AWS S3 storage and schema

3.7k views Asked by At

I have an IOT sensor which sends the following message to IoT MQTT Core topic:

{"ID1":10001,"ID2":1001,"ID3":101,"ValueMax":123}

I have added ACT/RULE which stores the incoming message in an S3 Bucket with the timestamp as a key(each message is stored as a seperate file/row in the bucket).

I have only worked with SQL databases before, so having them stored like this is new to me.

1) Is this the proper way to work with S3 storage?

2) How can I visualize the values in a schema instead of separate files?

3) I am trying to create ML Datasource from the S3 Bucket, but get the error below when Amazon ML tries to create schema:

"Amazon ML can't retrieve the schema. If you've just created this datasource, wait a moment and try again."

Appreciate all advice there is!

1

There are 1 answers

0
Dave On

1) Is this the proper way to work with S3 storage?

With only one sensor, using the [timestamp](https://docs.aws.amazon.com/iot/latest/developerguide/iot-sql-functions.html#iot-function-timestamp function in your IoT rule would be a way to name unique objects in S3, but there are issues that might come up.

  1. With more than one sensor, you might have multiple messages arrive at the same timestamp and this would not generate unique object names in S3.

  2. Timestamps from nearly the same time are going to have similar prefixes and designing your S3 keys this way may not give you the best performance at higher message rates.

Since you're using MQTT, you could use the traceId function instead of the timestamp to avoid these two issues if they come up.

2) How can I visualize the values in a schema instead of separate files?

3) I am trying to create ML Datasource from the S3 Bucket, but get the error below when Amazon ML tries to create schema:

For the third question, I think you could be running into a data format problem in ML because your S3 objects contain the JSON data from your messages and not a CSV.

For the second question, I think you're trying to combine message data from successive messages into a CSV, or at least output the message data as a single line of a CSV file. I don't think this is possible with just the Iot SQL language since it's intended to produce JSON.

One alternative is to configure your IoT SQL rule with a Lambda action and use a lambda function to make your JSON to CSV conversion and then write the CSV to your S3 bucket. If you go this direction, you may have to enrich your IoT message data with the timestamp (or traceId) as you call the lambda.

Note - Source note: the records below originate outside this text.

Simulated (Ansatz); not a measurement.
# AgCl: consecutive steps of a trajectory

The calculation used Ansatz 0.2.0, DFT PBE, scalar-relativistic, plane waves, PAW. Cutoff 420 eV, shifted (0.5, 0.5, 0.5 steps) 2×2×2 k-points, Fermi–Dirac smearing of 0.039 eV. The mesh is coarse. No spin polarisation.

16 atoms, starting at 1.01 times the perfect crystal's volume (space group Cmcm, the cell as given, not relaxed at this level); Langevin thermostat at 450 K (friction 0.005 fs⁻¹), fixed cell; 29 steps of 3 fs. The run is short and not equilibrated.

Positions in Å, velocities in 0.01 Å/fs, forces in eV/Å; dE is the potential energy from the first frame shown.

A rule like select timestamp() as timestamp, traceid() as traceid, concat(ID1, ID2, ID3, ValueMax) as values, * as message would produce a JSON like

{"timestamp":1538606018066,"traceid":"abab6381-c369-4a08-931d-c08267d12947","values":[10001,1001,101,123],"message":{"ID1":10001,"ID2":1001,"ID3":101,"ValueMax":123}}

That would be straightforward to use as the source for a CSV row with the data from its values property.